For the typical, busy student, a holiday Monday means catching up on homework, relaxing on the couch and enjoying life. It means another 24 hours to prepare and recover.
So when the third week of January gave us this blessing, the holiday was taken for what it was—a day away from the commitments of school and society. It is easy to forget that this was no ordinary Monday.
Martin Luther King Jr. Day has evolved into a day of remembrance. Theoretically, during this federal holiday, people are asked to remember the important steps taken by the civil rights leader in guiding our nation out of the past of segregation and institutional racism.
In this day of observance, we should close our eyes, remember the beauty of the “I Have a Dream” speech and quietly realize how far we have come.
But this identification as a day of remembrance and observance all stems from a different well than the one that inspired the creation of the holiday. When this day was set out as significant in 1994, the day was initially titled the “Martin Luther King Day of Service.”

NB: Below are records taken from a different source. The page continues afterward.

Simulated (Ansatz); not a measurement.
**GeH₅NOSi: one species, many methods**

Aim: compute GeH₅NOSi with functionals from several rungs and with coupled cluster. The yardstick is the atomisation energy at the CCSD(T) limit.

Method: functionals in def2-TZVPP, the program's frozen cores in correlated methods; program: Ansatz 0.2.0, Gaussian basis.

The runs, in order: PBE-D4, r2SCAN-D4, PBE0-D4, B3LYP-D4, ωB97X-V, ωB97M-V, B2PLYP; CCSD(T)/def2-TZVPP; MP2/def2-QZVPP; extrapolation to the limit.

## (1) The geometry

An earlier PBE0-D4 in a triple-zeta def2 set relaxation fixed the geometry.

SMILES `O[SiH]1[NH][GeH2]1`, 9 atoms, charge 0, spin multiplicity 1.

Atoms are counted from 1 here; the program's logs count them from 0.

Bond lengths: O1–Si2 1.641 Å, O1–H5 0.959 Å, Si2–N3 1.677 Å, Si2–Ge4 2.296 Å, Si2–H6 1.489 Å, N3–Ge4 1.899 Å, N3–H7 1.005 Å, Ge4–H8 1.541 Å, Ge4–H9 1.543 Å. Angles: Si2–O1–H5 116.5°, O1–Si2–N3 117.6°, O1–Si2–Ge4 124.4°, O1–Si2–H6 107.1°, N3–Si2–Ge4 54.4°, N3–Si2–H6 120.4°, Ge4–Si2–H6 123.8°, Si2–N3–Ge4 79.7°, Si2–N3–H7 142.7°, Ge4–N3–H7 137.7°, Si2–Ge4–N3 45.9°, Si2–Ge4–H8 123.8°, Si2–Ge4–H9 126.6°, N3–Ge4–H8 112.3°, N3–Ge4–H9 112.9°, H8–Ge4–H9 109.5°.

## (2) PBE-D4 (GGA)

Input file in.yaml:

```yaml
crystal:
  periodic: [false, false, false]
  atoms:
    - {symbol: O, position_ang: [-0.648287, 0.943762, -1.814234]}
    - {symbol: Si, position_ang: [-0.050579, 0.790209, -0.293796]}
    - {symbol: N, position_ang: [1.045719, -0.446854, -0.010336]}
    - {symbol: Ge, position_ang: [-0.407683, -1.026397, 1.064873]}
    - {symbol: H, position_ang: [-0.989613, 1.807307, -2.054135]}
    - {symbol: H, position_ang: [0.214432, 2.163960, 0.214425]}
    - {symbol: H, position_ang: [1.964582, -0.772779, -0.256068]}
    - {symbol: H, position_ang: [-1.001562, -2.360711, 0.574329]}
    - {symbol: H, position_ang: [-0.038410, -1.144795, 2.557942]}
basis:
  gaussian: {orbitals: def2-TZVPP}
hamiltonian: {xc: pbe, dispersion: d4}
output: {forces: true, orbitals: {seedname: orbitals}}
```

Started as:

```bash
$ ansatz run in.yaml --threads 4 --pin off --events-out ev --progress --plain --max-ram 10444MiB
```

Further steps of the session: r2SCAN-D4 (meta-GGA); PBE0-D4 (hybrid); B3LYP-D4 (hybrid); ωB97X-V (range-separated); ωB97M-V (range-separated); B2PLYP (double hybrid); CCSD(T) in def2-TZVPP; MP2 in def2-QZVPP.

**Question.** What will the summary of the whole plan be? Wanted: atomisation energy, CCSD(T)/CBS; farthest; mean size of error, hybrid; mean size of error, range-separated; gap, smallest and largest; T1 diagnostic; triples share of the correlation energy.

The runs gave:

Written by former Pennsylvania U.S. Senator Harris Wofford and Atlanta Congressman John Lewis and signed into law by President Clinton, the bill that created the holiday assigned it as a day for citizens to take action in their communities.
Instead of a day to cram in some more television, the day was conceived as a time for ordinary people to volunteer and help those in need. Even for those who see it as a day of remembrance, the purpose of the holiday neglects this as a valid interpretation of this Monday.
This day was built up to honor Dr. King. However, honoring him by simply remembering him does not truly give sufficient respect to this man. King Day of Service was designed to honor him in the way he would have wanted to be honored: by continuing his mission.
Even in his final days—when Dr. King became involved in the War on Poverty—the civil rights leader was actively involved in a new struggle. He did not quite achieve his mission as a leader when the Civil Rights Act was passed in 1964. He did not spend the rest of his life remembering that accomplishment.
Dr. King knew that not only racism was not over, but that there were other issues that require our attention. We should follow his example and realize that there is still progress to be made.
Too often, we are too quick to celebrate. Obviously, we have come very far since the sixties. However, we can’t let the years of gradual progress substitute the need for further reform.
From Ferguson to Baltimore, people have protested because they see injustices still inflicting pain on their daily lives. From the horrors of poverty and crime, hopes for greater improvements remain. People all over our country know that there is still work to be done.
King Day of Service is the opposite of a day off. This day is a day when we should get out of bed, so that when we go back to sleep we leave our communities better than they were the day before.